Lisa O Piu is part of what appears to be an uprising of female folk-inspired artists. However, she follows not the favoured combination of folk with pop, but an out-and-out pagan folk style that is very much her own. The kind with harps and guitars, and ethereal vocal harmonies to send chills down the spine.

Where Lisa O Piu excels most is her creation of an entirely different world where the past few centuries did not happen, but although it is very much a niche interest, this music doesn’t play up to all clichés. Although there is a defined sound, it is a multi-faceted one that stands up to repeated listens and each time seems to take on a new aspect. As soon as ‘Was It The Moon’ begins to get a little too twee in its butterfly-touch gentleness, a twanging key change and additional instrumentation adds an ominous cloud over the proceedings, and Lisa’s singing seems to develop an almost malevolent edge to it. And then it switches back to an acoustic guitar sound that you could dance around the maypole to. ‘Dreams Of Ghosts’ similarly possesses this ominous yet beguiling and fragile tone.

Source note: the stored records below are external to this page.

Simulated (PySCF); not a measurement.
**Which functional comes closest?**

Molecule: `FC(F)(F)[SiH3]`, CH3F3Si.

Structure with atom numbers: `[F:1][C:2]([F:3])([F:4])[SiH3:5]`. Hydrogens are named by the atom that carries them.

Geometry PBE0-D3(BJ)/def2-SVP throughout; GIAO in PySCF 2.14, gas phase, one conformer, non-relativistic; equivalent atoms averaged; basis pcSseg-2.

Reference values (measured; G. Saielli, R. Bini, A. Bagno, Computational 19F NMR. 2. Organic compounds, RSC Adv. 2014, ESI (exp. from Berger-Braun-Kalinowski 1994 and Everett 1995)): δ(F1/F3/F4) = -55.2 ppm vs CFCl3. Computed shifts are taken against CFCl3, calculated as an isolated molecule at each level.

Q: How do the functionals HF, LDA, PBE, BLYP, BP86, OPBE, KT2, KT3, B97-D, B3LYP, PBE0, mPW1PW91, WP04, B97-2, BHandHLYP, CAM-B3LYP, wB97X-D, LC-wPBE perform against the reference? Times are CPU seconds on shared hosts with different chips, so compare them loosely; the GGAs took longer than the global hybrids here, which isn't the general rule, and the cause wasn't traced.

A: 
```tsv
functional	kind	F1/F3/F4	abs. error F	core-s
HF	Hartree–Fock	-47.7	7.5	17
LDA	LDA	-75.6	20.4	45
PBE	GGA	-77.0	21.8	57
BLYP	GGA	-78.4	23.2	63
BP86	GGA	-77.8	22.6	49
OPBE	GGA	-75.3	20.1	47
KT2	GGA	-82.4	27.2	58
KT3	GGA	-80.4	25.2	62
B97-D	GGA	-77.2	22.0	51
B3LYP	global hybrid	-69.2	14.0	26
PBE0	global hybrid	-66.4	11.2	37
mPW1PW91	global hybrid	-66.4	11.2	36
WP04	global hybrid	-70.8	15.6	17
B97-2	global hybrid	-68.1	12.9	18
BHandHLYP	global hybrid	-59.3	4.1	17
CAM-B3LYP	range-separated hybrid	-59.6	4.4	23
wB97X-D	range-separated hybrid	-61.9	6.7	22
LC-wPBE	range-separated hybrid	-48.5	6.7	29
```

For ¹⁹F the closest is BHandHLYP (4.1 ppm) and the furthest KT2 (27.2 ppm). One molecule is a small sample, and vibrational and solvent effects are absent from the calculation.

‘Simplicity’ is a bewitchingly melancholic track, relying upon (of course) simple yet cleverly executed arpeggio-based phrases on guitar, and a heavy-hearted poetic delivery from Lisa, whose voice is a thing of wonderful expression, and the production is so crisp throughout, it sounds as if she is whispering these songs into your ear, creating a combination of ethereality and sensuality.

The latter half of the record is largely instrumental, and perhaps it would have been better to put ‘World Falling Down’ a little earlier in the tracklisting in order to ensure the attention of some listeners. ‘Going For Hours’ is a fittingly mystic, if overlong and slightly throwaway method of fading out and giving the listener time to readjust to the real world.

It has to be said, do not approach this album with the intent of dipping in and out. You either listen to the entire thing or you don’t. Given the brevity of this record, it is far from an arduous task, however it does make it a little demanding if you just want a short burst of sound.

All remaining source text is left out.